Monday, January 07, 2013

Wanna Be in My Gang?: Reading Girl Gangs & the Problem of Violence

Foxfire, dir. Laurent Cantet, 2012. Adapted from Joyce Carol Oates' novel, Foxfire.

Everyone loves a girl gang, right?

I ask because posters for Foxfire followed me around Paris this yearturn as I read:

Sylvia Townsend Warner, The Corner that Held Them (C14th nuns)
Kate Mosse, Citadel (all-female Resistance group in Languedoc)
Alice Hoffman, The Dovekeepers (four women in Masada)
Octavia Butler, Parable of the Sower (female Messiah on post-apocalyptic Pacific coast)

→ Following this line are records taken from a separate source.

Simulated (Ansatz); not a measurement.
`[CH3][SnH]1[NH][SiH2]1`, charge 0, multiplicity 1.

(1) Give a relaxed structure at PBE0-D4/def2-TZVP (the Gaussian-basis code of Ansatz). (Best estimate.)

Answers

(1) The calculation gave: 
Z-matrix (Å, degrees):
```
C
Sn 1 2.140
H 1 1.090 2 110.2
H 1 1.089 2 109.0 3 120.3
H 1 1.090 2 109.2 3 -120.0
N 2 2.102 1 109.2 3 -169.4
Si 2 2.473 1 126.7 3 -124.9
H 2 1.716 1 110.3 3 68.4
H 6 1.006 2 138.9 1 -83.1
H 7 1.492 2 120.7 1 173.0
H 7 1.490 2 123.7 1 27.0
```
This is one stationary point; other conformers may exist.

Girl gangs - monstrous regiments of women - nunneries - dovecotes: whatever you want to call them, the idea of a group of women working together towards a powerful and public project fascinates us because, I think, it's so rarely portrayed in our culture. All of these books explore the particular loyalties, tensions and strengths that connect these groups under the deformative pressure of patriarchy (call it Nazism, the Church, apocalypse or the Romans, as you will), but they are unsettled when investigating the question of how women might fight back against this pressure: all, as writers, have chosen the word, and yet the fascination with the sword remains.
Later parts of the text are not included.